These are the key concepts you need to understand to accurately answer the question.

Understanding the Dot Product
The dot product is a crucial concept in understanding the relationship between vectors. It helps us determine whether two vectors are orthogonal by calculating their dot product. To compute the dot product of two vectors \( \vec{a} = a_1\hat{i} + a_2\hat{j} + a_3\hat{k} \) and \( \vec{b} = b_1\hat{i} + b_2\hat{j} + b_3\hat{k} \), simply multiply each of their respective components and sum up the results:
  • \( \vec{a} \cdot \vec{b} = a_1b_1 + a_2b_2 + a_3b_3 \).
If the result is zero, the vectors are orthogonal. This helps us in problems involving mutual orthogonality, where we need several dot products to be zero. In our exercise, calculating the dot products \( \vec{a} \cdot \vec{b} \), \( \vec{a} \cdot \vec{c} \), and \( \vec{b} \cdot \vec{c} \) confirmed pairwise orthogonality among the vectors.
Solving the System of Equations
A system of equations arises when we have multiple conditions that need to be satisfied simultaneously. Solving these systems is essential for determining unknowns—like \( \lambda \) and \( \mu \) in an orthogonal vector problem. The dot product's conditions guides us to form equations for these unknowns. For example:
  • From \( \vec{a} \cdot \vec{c} = 0 \), we formed \( \lambda + 2\mu = 1 \).
  • From \( \vec{b} \cdot \vec{c} = 0 \), we formed \( 2\lambda + \mu = -4 \).
Solving the system involves algebraic manipulation. You can use methods like substitution or elimination to find the values of \( \lambda \) and \( \mu \). In this exercise, we used elimination to first find \( \mu = 2 \) and then substituted it back to find \( \lambda = -3 \). Consistency across the original equations verified these values.
Understanding Mutual Orthogonality
Mutual orthogonality is when a set of vectors are all orthogonal to each other. This means their pairwise dot products result in zero. This property is essential when dealing with problems that involve three or more vectors, such as in our exercise.For vectors \( \vec{a}, \vec{b}, \) and \( \vec{c} \) to be mutually orthogonal:
  • \( \vec{a} \cdot \vec{b} = 0 \), confirming \( \vec{a} \) and \( \vec{b} \) are orthogonal.
  • \( \vec{a} \cdot \vec{c} = 0 \), confirming \( \vec{a} \) and \( \vec{c} \) are orthogonal.

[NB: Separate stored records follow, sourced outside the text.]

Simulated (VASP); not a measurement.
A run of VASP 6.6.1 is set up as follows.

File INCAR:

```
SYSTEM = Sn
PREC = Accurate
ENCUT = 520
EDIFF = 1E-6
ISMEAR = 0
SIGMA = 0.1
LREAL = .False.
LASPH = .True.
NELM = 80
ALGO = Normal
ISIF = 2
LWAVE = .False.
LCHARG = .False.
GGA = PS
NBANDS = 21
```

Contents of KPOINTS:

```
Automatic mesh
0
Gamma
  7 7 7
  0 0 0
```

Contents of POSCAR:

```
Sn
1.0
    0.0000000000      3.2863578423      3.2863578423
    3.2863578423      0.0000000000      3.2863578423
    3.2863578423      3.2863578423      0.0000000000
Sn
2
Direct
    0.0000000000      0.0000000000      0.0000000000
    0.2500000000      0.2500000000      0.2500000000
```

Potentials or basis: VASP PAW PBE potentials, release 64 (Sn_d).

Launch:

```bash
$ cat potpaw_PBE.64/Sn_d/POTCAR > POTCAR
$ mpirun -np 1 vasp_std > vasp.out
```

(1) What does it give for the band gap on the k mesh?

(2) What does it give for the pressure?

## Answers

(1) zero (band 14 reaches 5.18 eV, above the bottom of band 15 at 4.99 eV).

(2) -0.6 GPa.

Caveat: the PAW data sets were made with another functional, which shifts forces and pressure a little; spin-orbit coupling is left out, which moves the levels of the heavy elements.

  • \( \vec{b} \cdot \vec{c} = 0 \), confirming \( \vec{b} \) and \( \vec{c} \) are orthogonal.
This concept helps determine vector configurations in multi-dimensional space, ensuring vector independence and simplifying complex problems into manageable systems of equations. By understanding mutual orthogonality, solving such vector-related exercises becomes much clearer.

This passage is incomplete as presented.